Of course, the “holy grail” of search and review is to have a process that yields both high Recall and high Precision. A carefully tested and calibrated set of search terms and an effective predictive coding process may achieve that goal. The two, however, are often inversely related—i.e., achieving higher Recall may mean lower Precision and vice versa. This means having both statistics is useful for negotiations around proportionality. It allows quantification of the increased burden caused by higher levels of Recall.
Depth for Recall – “How much work is needed to find (the brown M&Ms)?”
At the end of the day, the crucial issue is how many documents you need to review. Depth for Recall measures the proportion of the document population that you must review using a particular search process to achieve a given Recall level. In other words, using our search process, how many M&Ms do I need to look at to confirm that I have found the brown M&Ms at my targeted level of Recall?

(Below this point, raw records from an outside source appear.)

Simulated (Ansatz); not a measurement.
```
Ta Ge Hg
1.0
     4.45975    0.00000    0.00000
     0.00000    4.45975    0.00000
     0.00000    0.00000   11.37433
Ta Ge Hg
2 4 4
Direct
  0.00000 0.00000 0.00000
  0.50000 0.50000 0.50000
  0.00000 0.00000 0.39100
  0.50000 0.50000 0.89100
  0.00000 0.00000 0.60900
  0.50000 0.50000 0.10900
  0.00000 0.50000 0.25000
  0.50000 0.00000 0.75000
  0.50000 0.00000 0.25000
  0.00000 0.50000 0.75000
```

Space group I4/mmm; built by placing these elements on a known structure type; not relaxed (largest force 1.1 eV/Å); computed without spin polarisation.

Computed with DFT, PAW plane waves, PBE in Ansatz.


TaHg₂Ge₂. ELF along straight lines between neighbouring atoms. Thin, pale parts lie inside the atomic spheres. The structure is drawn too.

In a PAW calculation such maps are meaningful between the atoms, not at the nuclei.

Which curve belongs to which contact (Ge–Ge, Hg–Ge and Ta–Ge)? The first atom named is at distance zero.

One way to obtain the Depth for Recall figure—i.e., the fraction of the overall document set that you’ll need to review to achieve a targeted Recall level—is to multiply the Prevalence of responsive documents by the targeted Recall, then divide by the Precision of the search process at that Recall level. As discussed above, each of the metrics used in the Depth for Recall calculation can be obtained through sampling.
An alternative is to simply divide the number of documents in the sample marked responsive by the search or retrieval process by the total number of documents in the sample. If 15% of the documents in the sample would be marked responsive by the process, so would 15% of the documents in the population – so Depth for Recall is 15%.
To illustrate the former calculation, let’s say we have a population of 100,000 documents. If only 1% (or 1,000 documents) is projected to be responsive (i.e., 1% Prevalence), then a target of 75% Recall using our search process means that we have to find 750 responsive documents to achieve the target. If the Precision of our search process is only 5%, how many documents will we need to review to find 750 responsive documents? Even though our search process yields only 5% Precision, the Depth for Recall metric (Prevalence x Recall divided by Precision) tells us that, using our search process, we’ll only need to review 15% (i.e., 1% x 75% divided by 5%) of the population (i.e., 15,000 documents) to find 750 responsive documents (i.e., 75% Recall).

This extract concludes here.